TCGA92/S103D/103DA sets out the rules for life companies to be used when calculating the chargeable gains/ allowable loss arising from the annual deemed disposal of an interest in a Co-ACS. The rules also apply to actual disposals.

Real Estate Investment Trust (REIT) IFM21000

A REIT is a vehicle that allows an investor to obtain broadly similar returns from their investment, as they would have, had they invested directly in property. The vehicle is a limited company ‘UK-REIT’ (or a group of such companies ‘Group REIT’) required to invest mainly in property and to pay out 90% of the profits from its property rental business to shareholders.

A UK-REIT is exempt from tax on profits on its property rental business, including income and chargeable gains on direct disposal of property. The Investment Funds Manual contains further details.

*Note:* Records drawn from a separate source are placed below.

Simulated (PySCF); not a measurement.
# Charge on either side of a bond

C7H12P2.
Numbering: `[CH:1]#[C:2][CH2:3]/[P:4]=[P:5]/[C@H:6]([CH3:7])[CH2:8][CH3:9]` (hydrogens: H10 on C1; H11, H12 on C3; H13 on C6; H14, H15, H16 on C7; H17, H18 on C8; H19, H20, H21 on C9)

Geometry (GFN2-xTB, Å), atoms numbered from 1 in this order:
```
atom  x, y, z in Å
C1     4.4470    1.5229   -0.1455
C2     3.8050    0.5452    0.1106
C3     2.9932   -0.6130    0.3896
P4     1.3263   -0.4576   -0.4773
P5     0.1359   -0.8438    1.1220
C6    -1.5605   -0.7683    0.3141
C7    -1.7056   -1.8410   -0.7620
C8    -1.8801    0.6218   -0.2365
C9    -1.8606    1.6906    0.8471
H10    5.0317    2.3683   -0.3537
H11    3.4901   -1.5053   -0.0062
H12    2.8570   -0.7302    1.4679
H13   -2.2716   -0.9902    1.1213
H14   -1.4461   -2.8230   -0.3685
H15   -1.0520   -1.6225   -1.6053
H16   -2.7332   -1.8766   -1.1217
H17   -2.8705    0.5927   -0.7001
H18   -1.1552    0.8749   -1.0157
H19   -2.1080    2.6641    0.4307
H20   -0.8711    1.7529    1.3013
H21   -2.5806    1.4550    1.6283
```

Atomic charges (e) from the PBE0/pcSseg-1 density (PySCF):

There are two specific life tax rules which aim to prevent life companies using REITs to defer tax on gains:

  • inclusion of REITS in the definition of assets subject to a deemed disposal under TCGA/S212

  • prohibition on life companies (or any 75% subsidiaries) from being a member of a Group REIT (CTA10/S606(2)(b),(c))

Permanent Establishment

TCGA92/S212 applies to an overseas life insurance company in relation to their UK assets. Assets (whether situated in the United Kingdom or elsewhere) are UK assets if they are attributed to the permanent establishment in the United Kingdom through which the company carries on life insurance business.

Interaction with controlled foreign company (CFC) charge

As life companies may have significant holdings in offshore funds and collectives, these may trigger a CFC charge. Where TCGA92/S212 applies this could result in double taxation. Regulations in SI2012/3044 prevent this double charge arising LAM12100.